An audio book, and my attention wavered.
It begins with editor's and pre-readers' notes about accuracy etc. The supposed novelist, Eugene Allen, an ex-soldier, killed himself and had a troubled sister. In the novel, Kennedy was president for 3 terms. Psych Corp is trying to preserve mental hygene after Vietnam. Unwanted memories are re-enacted hoping that the re-enactment will cancel out the original memory (like sine waves carefully synced). The technique is called "Enfolding". A drug, Tripizoid, helps.
Enfolding doesn't always work. To cancel a war memory requires canceling related memories too, and if a war memory involves someone who was a schoolmate, school/childhood memories may have to be eliminated.
Singleton, an agent, starts having an affair with Wendy, another agent. Such relationships aren't allowed. Orgasm can unfold the treatment. Singleton finds out that Rake, an ex-friend whose enfolding failed, may be committing multiple crimes. Singleton thinks that Psych Corps meant he and Wendy to find each other and investigate.
Wendy and Singleton find Hank and Meg (Rake's victim?). They tempt Rake out of hiding and set up a duel in which he dies. Singleton and Meg think they both knew Billy T before their unfolding treatment.
At the end there are more comments from people the supposed author knew, and more about the real Billy T and the author's sister.

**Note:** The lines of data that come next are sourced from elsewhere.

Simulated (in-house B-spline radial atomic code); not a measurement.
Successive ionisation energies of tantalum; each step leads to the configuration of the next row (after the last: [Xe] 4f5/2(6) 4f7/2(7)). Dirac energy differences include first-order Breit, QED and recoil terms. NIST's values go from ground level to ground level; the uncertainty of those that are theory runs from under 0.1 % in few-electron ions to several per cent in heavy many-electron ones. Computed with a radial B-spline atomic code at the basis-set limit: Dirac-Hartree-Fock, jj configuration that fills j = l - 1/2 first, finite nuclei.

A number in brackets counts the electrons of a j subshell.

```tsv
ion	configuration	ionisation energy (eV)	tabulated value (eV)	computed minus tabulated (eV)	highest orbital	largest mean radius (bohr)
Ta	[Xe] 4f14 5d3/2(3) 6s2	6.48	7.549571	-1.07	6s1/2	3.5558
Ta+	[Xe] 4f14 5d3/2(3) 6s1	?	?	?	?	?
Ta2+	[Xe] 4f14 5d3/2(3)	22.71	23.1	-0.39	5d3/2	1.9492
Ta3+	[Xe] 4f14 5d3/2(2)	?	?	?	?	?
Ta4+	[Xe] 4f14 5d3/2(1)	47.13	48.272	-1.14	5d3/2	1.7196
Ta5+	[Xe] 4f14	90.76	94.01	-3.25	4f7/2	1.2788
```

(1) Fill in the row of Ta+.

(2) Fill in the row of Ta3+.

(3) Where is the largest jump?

The text is at times mesmeric, hallucinogenic in the intensity of its descriptions - think "Apocalypse Now".
Other reviews
- Laura Miller (As exquisite as Means’s stories are, their emotional tenor ranges from the grim to the tragic, which on top of the fact that they are short stories, limits their appeal to all but the most stout-hearted readers ... Hystopia shows the strain of an author pushing to adapt to a form in which he is not at home. ... For Means, whose great theme is the starkness and communicability of pain, as well as those flashes of beauty that make it worth bearing, many of the elements required by a novel are superfluous. Like enfolding, they keep us from looking at what he most wants us to see.)
- Jay McInerney (His vision tends toward the dystopian; the stories, set in contemporary Michigan and upstate New York, often feel post-apocalyptic, taking place as they do in poisoned landscapes littered with shuttered factories, populated with characters haunted by loss and prone to violence.)